One time I read that the very thing you are insecure about, is the thing that you are quickest to  judge the most about other people. It is really interesting to think about, but in my case, I found it the hard way to be true. 

I started college accepting how different I was. I was always the sober friend and I was really focused on my school work, and going to the gym. I wanted so badly for people to accept that  was who I was. I felt as if nobody understood that was my life choice and hated me for being so different. Therefore, I hated them too. 

Going to a large university, I was surrounded by the very thing I hated the most. I thought college was going to be so much better than high school because people are paying money to be here, and they were learning about things that they were interested in! Right! Mostly wrong. This was a big break for a lot of people, they could finally make their own choices and their choices were heavily surrounding the choice of making thirsty thursday an everyday occurrence. 

I couldn’t stand it. I couldn’t stand the thought that my peers were making these choices, and I felt so ostracized because I was not making these choices. I automatically hated every typical frat guy and sorority girl that I had ever met. In the media, every single story about greek life is about hazing, sex, drugs and alcohol. You only hear so much negative about greek life, and you would never come to know any different unless you visited a fraternity, (which I would never have been caught dead in). I had to learn the hard way that the judgement I was passing had no leg to stand on. 

In one of my classes my sophomore year, there was your typical frat guy that all year had shown up in all of his “frattire”. I can admit now that I hated him. I hated everything that I thought that he stood for, yet I never knew a thing about him. I hated him for every single thing that the media portrayed him to be, and I assumed he hated me too because I wasn’t that girl that hangs out in a frat house. Therefore, I did everything I could to avoid an interaction with him, up until the last large assignment in the class. We had to create a movie project on a social issue with a partner. Of course,  I was the one person left without a partner, and so was  “B”. I scoffed at the idea and carried on for the grade. We discussed what issue we were going to talk about and he immediately said “I would like to make a drunk driving awareness video”. I was taken aback for a second because I had always thought that he would be the classic drunk driver, not the one remotely concerned about raising awareness. Upon the next few weeks, I had slowly gotten to know him and what he actually stood for. He answered every question I had about greek life without judgement and made me realize simply how wrong I was about fraternities. It was then that I realized how selfish my judgement was. 

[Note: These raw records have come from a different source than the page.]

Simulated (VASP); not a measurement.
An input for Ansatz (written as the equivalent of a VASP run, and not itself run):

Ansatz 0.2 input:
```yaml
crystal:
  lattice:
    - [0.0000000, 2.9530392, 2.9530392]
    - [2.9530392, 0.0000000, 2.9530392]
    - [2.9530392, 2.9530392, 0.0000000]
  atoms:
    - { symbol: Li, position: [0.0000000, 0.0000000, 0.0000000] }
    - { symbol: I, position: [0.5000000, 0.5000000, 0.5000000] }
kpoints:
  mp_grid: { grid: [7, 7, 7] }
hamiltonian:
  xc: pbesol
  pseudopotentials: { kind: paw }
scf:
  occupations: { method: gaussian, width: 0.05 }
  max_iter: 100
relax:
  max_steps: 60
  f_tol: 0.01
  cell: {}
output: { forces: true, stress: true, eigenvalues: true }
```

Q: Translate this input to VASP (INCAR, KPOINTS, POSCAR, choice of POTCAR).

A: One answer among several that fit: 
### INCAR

I was so insecure about how different I was, that I spent so much time disliking these people because I assumed they were judging me. How wrong I was.  “B” and I thankfully still have a friendship years later sharing our favorite books and pictures of corgis and thoughts on the newest star wars movie. I am so grateful that I had been stuck with “B”. Not only did I make such a good friend, but I had also learned a lot about others and judging them because of my own insecurities. 

Insecurities are unbelievably controlling.  I didn’t even know that I was insecure about my life choices. In fact, I thought that it was the exact opposite. The next time that you find yourself passing judgement, call yourself on it. The only way to be accountable for your judgements and your opinions, is to call yourself out for being selfish and evaluating your own insecurities. We are all human, choose to grow from it.